If the gospel is not understood as having its own tradition, and its own unique logic and grammar, then the gospel will not speak to us on its own terms. When the gospel is stripped of its apostolic tradition, with its Christocentric gospel of personal encounter and embrace, it has become a dead corpse, a mere organ donor used to support the life of our favorite discourse or ideology. Let’s be fair to the gospel discourse and to its authors. Let’s provide the gospel the respect it is due as a unique, historical, living, and active discourse. And let’s be sure to ask the necessary questions.
What is the stated purpose and ‘end in mind’ of these gospels (see John and Acts)? What are the presuppositions or the “grand givens” of our favorite cultural and political ideologies? Is there one universal hermeneutic that we can use to interpret everything? What is the methodology for establishing ethical norms and laws?
Another fallacy with this “pantry” and “dead corpse” approach to Christ, gospel, and scripture, is the misguided view that there is essentially two-way traffic running seamlessly between gospel (i.e., “the gospel”, “gospel of God”, “gospel of the kingdom”) and our 21st-century discourses pertaining to “truth, justice, and the American way!” Towards recovering and preserving a gospel discourse, I would like to recommend a certain heuristic. We need to employ the oft-neglected art of CBD, or what Dr. Pinkham calls, ‘clarifying by distinction.’ Clarifying by distinction is absolutely critical to study, discourse, and faith, for in this way we begin to understand the way various forms of discourse work (gospel, law, political manifesto, creed, propositions, dogma, etc.). When we clarify by distinction we discover the logic and the grammar which is wholly unique to the discourse found in the message of Jesus Christ.

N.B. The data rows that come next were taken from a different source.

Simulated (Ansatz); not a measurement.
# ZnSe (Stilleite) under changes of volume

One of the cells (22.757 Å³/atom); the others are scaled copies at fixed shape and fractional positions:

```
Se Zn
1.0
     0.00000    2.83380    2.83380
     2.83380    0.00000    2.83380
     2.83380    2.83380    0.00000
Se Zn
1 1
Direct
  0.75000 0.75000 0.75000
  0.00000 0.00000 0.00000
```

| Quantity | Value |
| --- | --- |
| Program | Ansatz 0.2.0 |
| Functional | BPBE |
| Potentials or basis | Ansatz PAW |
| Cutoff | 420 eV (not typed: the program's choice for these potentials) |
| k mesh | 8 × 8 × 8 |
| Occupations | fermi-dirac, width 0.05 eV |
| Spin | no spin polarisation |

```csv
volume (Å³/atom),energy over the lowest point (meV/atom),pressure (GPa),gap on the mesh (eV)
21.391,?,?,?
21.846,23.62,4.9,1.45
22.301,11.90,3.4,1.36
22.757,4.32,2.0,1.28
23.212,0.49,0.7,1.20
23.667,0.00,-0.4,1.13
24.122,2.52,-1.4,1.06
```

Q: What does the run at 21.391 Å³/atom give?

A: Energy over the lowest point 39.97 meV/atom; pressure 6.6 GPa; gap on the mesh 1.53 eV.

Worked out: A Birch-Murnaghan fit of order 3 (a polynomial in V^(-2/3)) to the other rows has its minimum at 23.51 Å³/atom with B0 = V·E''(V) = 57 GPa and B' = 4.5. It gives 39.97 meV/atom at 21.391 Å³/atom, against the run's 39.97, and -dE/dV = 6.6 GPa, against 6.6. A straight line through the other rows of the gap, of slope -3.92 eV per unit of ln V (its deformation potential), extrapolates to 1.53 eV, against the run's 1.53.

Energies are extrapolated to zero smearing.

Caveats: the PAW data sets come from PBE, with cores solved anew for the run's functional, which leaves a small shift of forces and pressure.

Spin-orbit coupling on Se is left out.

The gospel message can be summed up in the famous verse from John’s gospel, “God so loved the world that he gave his only begotten Son.” And when we look into the face of “begotten Son” we are looking at the invisible God in human flesh. Furthermore, when we look at this “begotten Son, we begin to understand that love is neither an abstract principle nor a mere trait of God’s nature. When we look at Jesus Christ, we are looking at love himself, “For in him all the fullness of deity lives in bodily form.
This God who comes “in the likeness of sinful flesh” has committed the sin of particularity. For, we prefer our god to be otherworldly, “above and beyond.” When the love of God becomes flesh he becomes mundane – he perspires. God’s love is personal and not abstract, and in the same way, the objects of his love are not members of an aggregate set such as “humanity” or “sick people”, or “Jews.” The only aggregate group that the scripture seems to identify in this regard is what C.S. Lewis refers to as, “the sons of Adam, and the daughters of Eve.” Again, the problem I have with the Facebook post is that it doesn’t go far enough in locating the objects of God’s love outside of an aggregate, outside of “humanity” and outside of this group or that.
In order to locate the objects of God’s love, we must first stop cannibalizing the gospel for our own ethical dilemmas and ideological programs, regardless of how passionate we may feel. The next step to locating the objects of God’s love is to recover a ‘theology of person.’ A theology of person begins with God’s love made incarnate and manifested in the person of Jesus Christ. But we must go all the way down, past mere abstractions such as, “love, truth and justice”, past the aggregate groupings of, Jew, Gentile, male and female . . . until we arrive at the ‘personal encounter.’ “Behold, I stand at the door and knock. If anyone hears my voice and opens the door, I will come in to him and eat with him, and he with me” (Rev.3:20).

Lastly, Jesus warned against a false privilege associated with the “rich”, as well as the spiritually self-assured. Zacchaeus was wealthy, but he was secretly “poor in spirit”, and his encounter with Christ was nothing short of conversion. The apostle Paul was accomplished in his religious tradition, but he came to the point where he “consider(ed) everything a loss because of the surpassing worth of knowing Christ Jesus.” In other words, God does not favor certain people or groups as we do, but he is uniquely available and predisposed to those who seek and desire him from a point of need. For, as C.S. Lewis notes, “The cost of Jesus Christ is wanting him.”
My goal here has been to point out the folly of attempting to make the discourse of Christian gospel do the bidding of our modern agendas (ethical, political, philosophical, economic, etc). Such an approach wrongly assumes that gospel discourse follows the same rules and answers the same questions contained and expressed in our 21st-century political projects and ethical programs. Again, to simply conflate gospel and kerygma with law, ethics or ideology is neither faithful nor helpful. Let’s not do this anymore. Again, I am in no way suggesting that ethical arguments or political movements are unnecessary or wrong. What I am saying is that they must not be used as a litmus test for Christian orthodoxy, if for no other reason than the gospel, including charity, is never compulsory.